Board Game Review

Designers: Shaun Graham and Scott Huntington
Publisher: Tasty Minstrel Games

REVIEW BY CATHY. Roll-and-writes have been dominating the small box market as of late, and they’ve expanded far beyond their Yahtzee origins to include colorfully illustrated sheets, dry erase boards and some pretty innovative mechanisms. Big Dig is one of the newest installments in the roll-and-write craze. But does it stand out in the sea of dice and tiny pencils?

Like Welcome To…, the darling of last year’s roll-and-write offerings, Big Dig replaces dice with cards. Each round begins with a pool of five cards to draft from, each showing a polyomino (Tetris shape) to draw on your board if selected. You’ll use these polyominoes to dig tunnels (fill in squares) down from the surface (the top row of your board) in order to reach various items buried underground. Each game has three objectives that will require you to either excavate certain objects or dig a tunnel between two locations. The first player to complete all three objectives wins the game.

The very first time I played this, I loved it.  It took only ten minutes to play, it was easy to set up and teach, and it had polyominoes, which, for some unknown reason, I really can’t get enough of. It was fun, light-hearted, and I really enjoyed the variability in the objectives (the game comes with ten).

But after a few games, we realized that something was wrong. This game is essentially a race, right? Whoever achieves all three objectives first wins. And there’s one important rule that all races should have in common: the racers get to begin the race at the same time. But Big Dig breaks this essential rule. One player gets to go first. And is it fair to have a racing game in which someone gets a head start? No, no, and no.

Indeed, in most of the games I played, the person who went first ended up winning. The game attempts to address this by having five cards in the pool so that in a 2- or 4-player game, the first player is also the last to choose a card before they are refreshed for the first time. But it just isn’t enough to overcome the advantage of getting to be the first to dig.

A possible work-around for this problem would be to have everyone draft cards from the pool and then  write on their board simultaneously. But this would also require a rotating first player marker and for the cards to refresh every round instead of when they run out. It would also make a tie possible, with no obvious tie-breaker.

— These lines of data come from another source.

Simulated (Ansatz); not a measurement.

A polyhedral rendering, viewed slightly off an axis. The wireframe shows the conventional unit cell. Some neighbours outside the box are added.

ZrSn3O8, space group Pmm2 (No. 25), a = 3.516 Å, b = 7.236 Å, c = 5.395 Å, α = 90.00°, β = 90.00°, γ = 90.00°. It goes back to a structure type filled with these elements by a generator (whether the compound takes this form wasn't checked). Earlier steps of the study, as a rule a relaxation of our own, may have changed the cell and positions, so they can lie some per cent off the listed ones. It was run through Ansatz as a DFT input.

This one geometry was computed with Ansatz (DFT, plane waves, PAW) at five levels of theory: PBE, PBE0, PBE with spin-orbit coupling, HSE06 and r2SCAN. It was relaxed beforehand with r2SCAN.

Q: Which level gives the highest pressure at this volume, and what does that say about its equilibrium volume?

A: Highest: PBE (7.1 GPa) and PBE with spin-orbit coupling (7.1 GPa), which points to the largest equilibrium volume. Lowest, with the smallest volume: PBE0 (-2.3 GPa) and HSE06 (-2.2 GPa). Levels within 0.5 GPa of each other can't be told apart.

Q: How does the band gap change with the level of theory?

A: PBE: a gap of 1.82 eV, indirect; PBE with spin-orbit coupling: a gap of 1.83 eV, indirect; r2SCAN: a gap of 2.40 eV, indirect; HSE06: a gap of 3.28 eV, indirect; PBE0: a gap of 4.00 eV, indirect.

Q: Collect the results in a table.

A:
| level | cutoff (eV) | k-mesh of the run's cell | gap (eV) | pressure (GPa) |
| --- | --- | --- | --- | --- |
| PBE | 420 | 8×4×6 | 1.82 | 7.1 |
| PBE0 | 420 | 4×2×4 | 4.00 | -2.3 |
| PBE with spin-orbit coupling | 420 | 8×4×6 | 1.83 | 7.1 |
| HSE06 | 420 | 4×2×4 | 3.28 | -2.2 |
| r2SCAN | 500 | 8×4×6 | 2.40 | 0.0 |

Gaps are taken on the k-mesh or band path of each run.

I started out really loving this game. The artwork is adorable and the components are solid. I especially loved having those thick double-sided dry-erase boards instead of wasteful sheets of paper that most other roll-and-writes employ. But that first player advantage ruined it for me. At its core Big Dig is a fun, light game with cute artwork and a nice twist on the roll-and-write genre, but, unfortunately, an unfair race just isn’t a race worth running.